When the dad started talking about his daughter, an eighth grader who is the youngest of the three, he simply could not find words to describe her. “It’s as if she belongs to another world.” I think he might have used the word “angel” a time or two, might have said that her feet don’t touch the ground. His praise of the girl made me want to write her a letter just to remind her how blessed she is to be the object of such a deep affection. Maybe I will. I would imagine he has a nickname for her. And while I am sure that my old friend would be quick to recognize her imperfections, they obviously do not dominate his perception of her or overshadow the good things that he believes to be true about her.
The contrast between the two girls, their dads, the realities in which they live and move, could not be more stark. I wish Keisha had a dad who believed in nicknames and who was committed to the hard work of parenthood. For now, I pray and trust that God can and will be the father she needs. And he calls her, and us, by names that only a doting father would choose for his children: beloved, little one, saint, bride, friend.

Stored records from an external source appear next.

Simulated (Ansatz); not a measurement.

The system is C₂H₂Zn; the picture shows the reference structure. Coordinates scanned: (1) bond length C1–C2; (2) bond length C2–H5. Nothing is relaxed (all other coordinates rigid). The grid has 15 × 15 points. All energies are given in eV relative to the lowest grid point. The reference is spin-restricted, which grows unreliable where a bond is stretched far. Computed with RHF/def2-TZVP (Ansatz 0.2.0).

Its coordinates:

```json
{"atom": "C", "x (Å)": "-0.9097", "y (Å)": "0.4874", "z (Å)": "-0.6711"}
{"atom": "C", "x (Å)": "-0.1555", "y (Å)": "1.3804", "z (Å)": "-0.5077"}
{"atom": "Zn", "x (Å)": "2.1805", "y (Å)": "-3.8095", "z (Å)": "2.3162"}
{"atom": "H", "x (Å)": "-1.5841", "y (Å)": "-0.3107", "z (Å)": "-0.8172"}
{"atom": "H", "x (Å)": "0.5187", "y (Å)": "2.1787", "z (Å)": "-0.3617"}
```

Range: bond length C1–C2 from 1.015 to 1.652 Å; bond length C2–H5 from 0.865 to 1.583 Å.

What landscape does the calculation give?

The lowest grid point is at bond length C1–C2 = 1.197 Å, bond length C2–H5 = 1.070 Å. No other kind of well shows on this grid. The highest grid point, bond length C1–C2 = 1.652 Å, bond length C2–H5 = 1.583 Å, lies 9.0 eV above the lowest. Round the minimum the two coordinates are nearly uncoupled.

A few nights ago I was tossing and turning about something, something not worthy of sleeplessness but bothersome just the same, when I began to think of how God loves me. I brought to mind some passages that remind me of how, as a loving father, he wants good for me, always good. And as I thought of those nicknames and titles he gives to his children, so help me, the knot in my stomach eased up and sleep returned. I belong to a father who might well tell inquirers that, despite the spots and blemishes, his children “belong to another world.”
I pray that you can hear the God of all creation, the one who showed himself to us fully in Jesus, “rejoicing over you with singing” and calling you by name.